Hillary Clinton may be, in the words of Barack Obama, the “most qualified candidate” to ever to seek the presidency, but it’s now commonplace to suggest her leadership leaves something wanting. The Guardian notes that she “lacks authenticity and the kind of charisma required to unite a nation.” The Daily Beast asks, “Can Hillary’s one-percent charm win over voters?” And on Reddit, users wonder: ”How can Hillary Clinton be so far in the lead with so little charisma?”

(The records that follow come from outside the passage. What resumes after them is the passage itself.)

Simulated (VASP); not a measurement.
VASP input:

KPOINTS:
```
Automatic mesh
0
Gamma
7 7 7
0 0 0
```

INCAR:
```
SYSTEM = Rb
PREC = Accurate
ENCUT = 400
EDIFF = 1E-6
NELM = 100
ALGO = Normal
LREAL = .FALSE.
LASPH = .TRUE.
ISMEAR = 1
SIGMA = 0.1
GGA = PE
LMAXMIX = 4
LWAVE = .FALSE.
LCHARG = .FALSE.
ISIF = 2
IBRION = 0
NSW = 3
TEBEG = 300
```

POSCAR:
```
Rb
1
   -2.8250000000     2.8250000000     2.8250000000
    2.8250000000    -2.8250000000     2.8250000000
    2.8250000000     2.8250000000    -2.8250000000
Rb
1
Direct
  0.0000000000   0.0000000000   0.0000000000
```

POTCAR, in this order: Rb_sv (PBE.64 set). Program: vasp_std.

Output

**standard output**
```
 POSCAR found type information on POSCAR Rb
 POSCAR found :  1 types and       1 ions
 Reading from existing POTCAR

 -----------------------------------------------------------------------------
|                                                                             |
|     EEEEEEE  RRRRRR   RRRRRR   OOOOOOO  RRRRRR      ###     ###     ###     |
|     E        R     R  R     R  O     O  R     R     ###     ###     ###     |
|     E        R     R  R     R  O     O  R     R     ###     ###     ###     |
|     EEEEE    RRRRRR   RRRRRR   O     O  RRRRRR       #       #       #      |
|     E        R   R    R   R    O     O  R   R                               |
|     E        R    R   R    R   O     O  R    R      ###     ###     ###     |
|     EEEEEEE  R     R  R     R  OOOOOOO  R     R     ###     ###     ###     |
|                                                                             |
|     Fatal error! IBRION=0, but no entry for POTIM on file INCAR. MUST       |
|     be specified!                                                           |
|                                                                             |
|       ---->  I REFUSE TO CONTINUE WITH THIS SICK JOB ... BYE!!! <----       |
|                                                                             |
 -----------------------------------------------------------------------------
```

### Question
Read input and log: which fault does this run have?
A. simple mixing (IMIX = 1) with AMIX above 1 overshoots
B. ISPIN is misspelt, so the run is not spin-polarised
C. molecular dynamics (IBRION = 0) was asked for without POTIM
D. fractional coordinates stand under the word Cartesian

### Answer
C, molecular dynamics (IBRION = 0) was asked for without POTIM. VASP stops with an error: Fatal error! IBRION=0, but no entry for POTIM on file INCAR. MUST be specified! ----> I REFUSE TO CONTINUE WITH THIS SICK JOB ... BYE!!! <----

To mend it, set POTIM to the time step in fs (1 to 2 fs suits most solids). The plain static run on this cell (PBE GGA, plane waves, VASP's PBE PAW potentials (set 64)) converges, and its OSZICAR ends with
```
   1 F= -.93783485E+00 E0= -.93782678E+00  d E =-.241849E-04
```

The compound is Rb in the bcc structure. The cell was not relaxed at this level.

Charisma is difficult to define. Oprah or Michelle Obama might qualify as charismatic for many… but they’ve also never run for office (a show of ambition that tends to make women seem less likable). To some, Sarah Palin’s folksiness is a kind of charisma, but it has a sharply limited appeal. Meanwhile, politicians like Clinton, Elizabeth Warren, or Angela Merkel are celebrated as competent leaders, but at the expense of being seen as inspiring visionaries. They’ve won acclaim not in a grand rout, but through a war of attrition: by working really hard and showing up more prepared than everyone else in the room.
In business spheres too, women score well on all leadership dimensions, except being “visionary.” But surely this isn’t an exclusively masculine gift. (After all, the Oracle at Delphi, arguably the original visionary, was a woman.) Is the problem that women are still too new in leadership roles to seem “natural” at it? Or is the issue with our definition of charisma itself?
German sociologist Max Weber plucked the term “charisma” from its spiritual origins—it comes from the Greek for “gift of grace”—and ascribed to it the modern, secular meaning we use today: “Power legitimized on the basis of a leader’s exceptional personal qualities or the demonstration of extraordinary insight and accomplishment, which inspire loyalty and obedience from followers.”
This is still vague, to be sure, but then there is a certain irreducibly mysterious quality to charisma. Commentators talk about politicians having the “X-factor”—you know it when you see it. As Mirya Holman, a political scientist at Tulane University, points out, this makes it an easy cover for implicit gender biases. Voters aren’t likely to say they won’t support Clinton because she’s a woman, but they can say they won’t vote for her because she’s not charismatic (or inspiring, or likable).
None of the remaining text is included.